Data size has less to do with processing speed than anything else.
Just to make it clear, I'm not the one that claimed that data width was a performance issue.
Wider fixed-point integers are trivial to implement in software with not a huge loss in efficiency. Greater-precision floating point is probably trickier (don't ask me, I'm an integer guy)
x86 has had 80-bit floating point since the 8087 math coprocessor, so it's clearly not related to whether we're talking about 16, 32, or 64-bit CPUs. IEEE 754 specifies a 128-bit form but AFAIK the x86 doesn't implement it - though from the preceding, it ought to be able to do so independent of turning x86 into a 128-bit architecture.
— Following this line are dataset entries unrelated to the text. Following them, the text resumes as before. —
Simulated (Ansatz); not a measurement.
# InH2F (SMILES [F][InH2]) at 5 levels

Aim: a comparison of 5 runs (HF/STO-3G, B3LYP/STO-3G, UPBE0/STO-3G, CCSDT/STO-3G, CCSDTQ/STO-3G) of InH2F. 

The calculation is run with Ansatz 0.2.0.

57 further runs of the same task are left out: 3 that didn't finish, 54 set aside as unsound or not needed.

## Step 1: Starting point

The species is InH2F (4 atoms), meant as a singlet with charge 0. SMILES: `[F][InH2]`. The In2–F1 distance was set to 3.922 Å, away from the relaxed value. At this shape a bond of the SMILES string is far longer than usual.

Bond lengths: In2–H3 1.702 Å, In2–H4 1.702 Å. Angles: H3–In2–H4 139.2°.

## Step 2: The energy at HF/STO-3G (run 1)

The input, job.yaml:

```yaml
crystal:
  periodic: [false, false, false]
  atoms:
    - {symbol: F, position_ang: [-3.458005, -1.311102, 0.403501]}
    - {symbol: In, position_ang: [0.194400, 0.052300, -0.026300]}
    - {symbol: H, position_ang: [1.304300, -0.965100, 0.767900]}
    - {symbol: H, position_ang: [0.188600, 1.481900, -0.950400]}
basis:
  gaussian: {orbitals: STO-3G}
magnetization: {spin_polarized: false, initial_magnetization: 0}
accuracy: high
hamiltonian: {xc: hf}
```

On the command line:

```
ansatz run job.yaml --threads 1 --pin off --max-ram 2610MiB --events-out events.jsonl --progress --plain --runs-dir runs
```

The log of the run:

x86 has 128-bit registers for SIMD instructions but they're used to hold 2 x 64-bit numbers, 4 x 32-bit numbers, etc.
The VAX, bless it, had some 128-bit operations back in the late 1970s (though it was only a 32-bit machine)
The physical size would just be too large which is why you see multiple cores and not longer word size.
That seems implausible. The cost of a 128-bit processor is, what, doubling the register size of a couple of dozen registers, and (probably) making ALU data paths twice as wide.
The reason why there aren't 128-bit general-purpose processors is that 128 bits of VA are not yet needed. And if it doesn't have 128 bits of VA, it's not a 128-bit machine. That is all I meant.
EDIT: I just read in Wikipedia that the amount of data stored on Earth is around 2-to-the-70th bytes; i.e., around 70 bits is enough to uniquely address everything we've got. So it'll be a while before any individual computer needs 128-bit addressing.
EDIT2: I was once part of a team that defined a software shared-memory architecture that used 128-bit addresses, but the idea there was that addresses were never reused, i.e., the address space was sparse. Once you'd destroyed the object at address 0x1234, nothing else would ever have address 0x1234.